Authors: Claire Lauterbach
Date:
23 March 2015
German surveillance technology company Trovicor played
a central role in expanding the Ethiopian government's communications
surveillance capacities, according to a joint investigation by Privacy
International and netzpolitik org.
The company, formerly part of Nokia Siemens Networks
(NSN), provided equipment to Ethiopia's National Intelligence and Security
Service (NISS) in 2011 and offered to massively expand the government's ability
to intercept and store internet protocol (IP) traffic across the national
telecommunications backbone. Trovicor's proposal was to double the government's
internet surveillance capacity: two years' worth of data intercepted from
Ethiopian networks would be stored.
Trovicor's predecessor in intelligence solutions,
Siemens Pte worked closely with its British partner Gamma Group International via
an offshore company in Lebanon to expand lawful interception in the east
African country. Gamma Group's highly intrusive FinFisher
malware suite was used to target Ethiopian dissidents. Forensic
traces of FinFisher MALWARE have also been traced back to one of Gamma's
Lebanese operations.
Together, the companies and their Lebanese offshore
subsidiaries helped one of Africa's most repressive governments spy on one of
its largest populations.
Backdoors to
the backbone
Since 1991, Ethiopia has been governed by the
Ethiopian People’s Revolutionary Democratic Front (EPDRF), a coalition of
ethnically-based political parties that has severely restricted freedom
of expression, association and peaceful assembly. Police has and
Security forces have been accused of torture. The National
Intelligence and Security Service (NISS), an Ethiopian intelligence agency
has used intercepted communications data to identify and punish targets it
perceives as opposed to the government. Journalists, activists and average
citizens widely assume that their communications are extensively monitored. Phone
records and transcripts have also been used to extract confessions under
torture, according to Human Rights Watch.

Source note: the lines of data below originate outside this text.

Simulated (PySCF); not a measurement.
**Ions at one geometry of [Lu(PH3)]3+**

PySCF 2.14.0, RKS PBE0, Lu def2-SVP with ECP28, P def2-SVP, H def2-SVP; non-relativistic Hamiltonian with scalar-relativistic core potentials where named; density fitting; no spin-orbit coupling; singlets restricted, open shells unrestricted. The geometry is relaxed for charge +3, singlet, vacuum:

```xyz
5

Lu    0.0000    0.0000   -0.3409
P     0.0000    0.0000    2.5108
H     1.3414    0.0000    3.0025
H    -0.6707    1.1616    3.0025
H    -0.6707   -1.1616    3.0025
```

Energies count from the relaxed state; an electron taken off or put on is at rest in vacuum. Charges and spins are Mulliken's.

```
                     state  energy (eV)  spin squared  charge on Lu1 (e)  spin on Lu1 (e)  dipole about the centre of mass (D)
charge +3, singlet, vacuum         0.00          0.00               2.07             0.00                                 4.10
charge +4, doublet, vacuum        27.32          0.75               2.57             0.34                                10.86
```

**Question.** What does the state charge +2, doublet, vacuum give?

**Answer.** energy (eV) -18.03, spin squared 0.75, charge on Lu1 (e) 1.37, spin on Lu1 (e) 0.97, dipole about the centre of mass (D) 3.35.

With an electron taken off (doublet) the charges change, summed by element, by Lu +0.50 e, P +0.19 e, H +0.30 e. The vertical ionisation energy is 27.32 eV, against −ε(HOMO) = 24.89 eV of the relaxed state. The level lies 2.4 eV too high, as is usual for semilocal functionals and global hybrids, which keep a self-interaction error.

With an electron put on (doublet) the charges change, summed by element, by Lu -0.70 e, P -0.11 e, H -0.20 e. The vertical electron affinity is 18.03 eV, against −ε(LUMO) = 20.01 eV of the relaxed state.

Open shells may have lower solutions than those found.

The Information Network Security Agency (INSA),
created in 2011, consolidated and extended the state's surveillance and
censorship of internet traffic. It is reported to have used 'deep packet
inspection' which allows for the inspection and rerouting of internet traffic
as it passes an inspection point and fulfils certain criteria defined by the
inspecting agent. In 2012, it blocked access to theAnonymous
Browsing service Tor, further restricting safe spaces for
communication. INSA is alleged to be the agency responsible for using offensive
Malware from Italy-based Hacking Team in 2013 and 2014 to target
journalists.
Ethio Telecom runs the country's phone and internet
services as a state-owned monopoly. In 2010, the Ethiopian government contracted
France Telecom to manage the company, changed its former name and embarked
on a serious expansion of the country's infrastructure. While good news for
rural Ethiopians who have much less access to quality communications
services, the government also expanded its surveillance capacities to
mach .
Trovicor was central to this expansion plan. The
Munich-headquartered company sells monitoring centres to government and
law enforcement clients worldwide to capture, monitor, analyse and store
all data acquired during investigation activities transmitted on a wide
spectrum of networks. Trovicor technicians work to integrate interception
gateways provided by Trovicor or partner companies into network infrastructure
of service providers to funnel communications data to the monitoring centres.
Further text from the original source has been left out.